The Free Software Foundation (FSF) announced plans to launch a public code hosting and collaboration platform (“forge“) this year. 

Members of the FSF tech team are currently reviewing ethical web-based software that will help teams work on their projects, with features like merge requests, bug tracking, and other common tools.

“Infrastructure is very important for free software, and it’s unfortunate that so much free software development currently relies on sites that don’t publish their source code, and require or encourage the use of proprietary software,” FSF wrote in a blog post. “Our GNU ethical repository criteria aim to set a high standard for free software code hosting, and we hope to meet that with our new forge.”

As of now, the team said it has been researching a list of candidate programs and analyzing them in terms of ethical and practical criteria. FSF aims to initially reach a B rating on the GNU ethical repository criteria, and then to work towards reaching an A rating after launch.

“We also hope that in the future we’ll be able to see decentralized, federated collaboration platforms that meet most needs,” FSF wrote. “We will continue to be interested in that direction, but we think the need for this freedom-respecting forge is time-sensitive, so we’re going to do it with the free software we have available right now.”

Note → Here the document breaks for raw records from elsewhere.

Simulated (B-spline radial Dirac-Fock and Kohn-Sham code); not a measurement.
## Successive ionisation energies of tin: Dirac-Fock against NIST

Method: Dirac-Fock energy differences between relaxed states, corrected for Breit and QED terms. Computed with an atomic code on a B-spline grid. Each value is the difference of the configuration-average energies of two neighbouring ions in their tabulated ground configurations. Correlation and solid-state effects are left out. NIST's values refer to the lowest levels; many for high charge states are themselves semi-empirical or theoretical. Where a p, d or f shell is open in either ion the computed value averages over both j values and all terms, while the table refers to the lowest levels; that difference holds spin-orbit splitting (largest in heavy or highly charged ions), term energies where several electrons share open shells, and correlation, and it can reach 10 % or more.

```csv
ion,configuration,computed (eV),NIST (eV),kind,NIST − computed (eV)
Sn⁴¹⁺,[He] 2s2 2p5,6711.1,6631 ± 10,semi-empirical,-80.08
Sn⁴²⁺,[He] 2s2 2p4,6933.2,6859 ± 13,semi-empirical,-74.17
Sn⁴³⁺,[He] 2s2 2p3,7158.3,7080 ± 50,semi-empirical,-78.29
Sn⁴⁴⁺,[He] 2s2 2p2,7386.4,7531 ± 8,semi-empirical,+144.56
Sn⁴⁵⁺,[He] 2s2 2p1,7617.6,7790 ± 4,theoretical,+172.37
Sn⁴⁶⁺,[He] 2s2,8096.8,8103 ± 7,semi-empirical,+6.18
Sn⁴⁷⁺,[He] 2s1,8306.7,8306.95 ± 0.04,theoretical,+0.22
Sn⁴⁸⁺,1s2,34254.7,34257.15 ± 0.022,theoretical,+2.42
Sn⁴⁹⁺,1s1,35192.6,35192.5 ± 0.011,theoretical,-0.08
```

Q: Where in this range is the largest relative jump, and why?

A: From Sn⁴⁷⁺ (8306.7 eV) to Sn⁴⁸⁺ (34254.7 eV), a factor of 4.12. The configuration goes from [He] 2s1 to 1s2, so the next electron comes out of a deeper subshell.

When it comes to features in the new forge, the ability to allow issues and other data to be imported and exported is important, according to FSF. It is also important for the project to operate with high transparency, and said it will publish the source code that runs on the server and document how the system is run. 

FSF said it is tracking its ongoing analysis on the LibrePlanet wiki, and will continue updating the page with information pertaining to research about free software for its upcoming forge.